Presidents Week parking was in the news after a lot of cars lined the frontage roads pretty much every day last week, but I have to say that on the hill – I went up Friday and Sunday – those parking numbers did not translate into unwieldy lift lines.
Apparently, anywhere from 300 to 600 cars per day were on the frontage roads, which is not an ideal parking situation. What’s funny about that, since I’m the institutional memory guy these days (yes, Blue Sky was billed as early-season, north-facing ski terrain), is those parking numbers are right around what Ever Vail was supposed to deliver years ago.
Remember Ever Vail, billed back in 2006 or so as the first ever LEED-certified ski area base village, with a new gondola, new DEVO parking drop-off, a hotel, workforce housing and tons more parking, both for a new hotel and shops, but also an additional 400 public parking spaces?
Don’t take my word for it: the website is still live. Of course, then came the 2008 housing collapse, brought to you by greedy bankers playing fast and loose with mortgage-back securities (see, the Big Short), and Vail Resorts wisely got out of the development game altogether.
Approval for Ever Vail has since expired and the Vail Daily recently corrected the false assertion that at least part of the land that was supposed to become Ever Vail was under contract and set to be sold.
But imagine where we’d be if at least the parking and workforce housing aspects of Ever Vail had been built (but of course the condos and hotel were meant to pay for those), and if the ski company’s other approved workforce housing project, Booth Heights, had ever turned dirt. Certainly in a better place than we are now, staffing-wise and therefore guest-service-wise.
Good to see a whole host of local entities coming together to try to form a regional transit authority that will hopefully vastly increase and improve countywide local bus service and perhaps more importantly upgrade the woeful safety situation in and around bus stops. That step is long overdue.
But the idea shouldn’t be to push all the worker housing down-valley and put in more buses. Walkable workforce housing needs to be heavily in the mix. And maybe even commuter and tourist trains in addition to buses to get people up and down valley and to and from the airport.

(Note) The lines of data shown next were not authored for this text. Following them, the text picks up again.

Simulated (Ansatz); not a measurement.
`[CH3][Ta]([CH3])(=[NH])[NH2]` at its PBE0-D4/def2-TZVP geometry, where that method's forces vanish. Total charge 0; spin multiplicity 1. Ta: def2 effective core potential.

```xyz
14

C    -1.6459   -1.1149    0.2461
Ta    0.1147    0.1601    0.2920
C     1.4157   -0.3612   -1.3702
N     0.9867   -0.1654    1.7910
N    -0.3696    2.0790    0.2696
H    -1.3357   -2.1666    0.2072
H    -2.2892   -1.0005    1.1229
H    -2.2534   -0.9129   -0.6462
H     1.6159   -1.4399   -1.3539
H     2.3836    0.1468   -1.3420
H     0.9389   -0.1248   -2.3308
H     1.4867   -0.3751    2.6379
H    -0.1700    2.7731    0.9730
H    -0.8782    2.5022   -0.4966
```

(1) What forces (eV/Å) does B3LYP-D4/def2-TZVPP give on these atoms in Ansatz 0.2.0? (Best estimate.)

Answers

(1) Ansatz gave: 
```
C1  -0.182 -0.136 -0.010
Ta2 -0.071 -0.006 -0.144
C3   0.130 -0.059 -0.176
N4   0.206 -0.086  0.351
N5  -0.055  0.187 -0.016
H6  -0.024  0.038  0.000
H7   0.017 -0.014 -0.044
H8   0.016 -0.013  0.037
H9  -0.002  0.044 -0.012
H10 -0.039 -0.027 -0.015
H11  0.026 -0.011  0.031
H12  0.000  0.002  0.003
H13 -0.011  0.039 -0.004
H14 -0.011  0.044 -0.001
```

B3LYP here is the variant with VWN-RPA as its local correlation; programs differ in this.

Because, as I’ve always said, Vail doesn’t have a parking problem, it has a car problem. And, increasing, with vehicle traffic accounting for the majority of planet-warming, ski-season-killing greenhouse gases and I-70 a godawful cluster every weekend and sometimes now on weekdays, the same can be said of Colorado and the nation as a whole. It will take vision to fix the future.
Marv Toolain
March 3, 2022 at 8:39 am
Ever Vail was a horrible idea. It was already too crowded here in 2008. It’s going to be a madhouse around here this month. It’s a good time to get out of here and go somewhere nice like St. Moritz or Zermatt.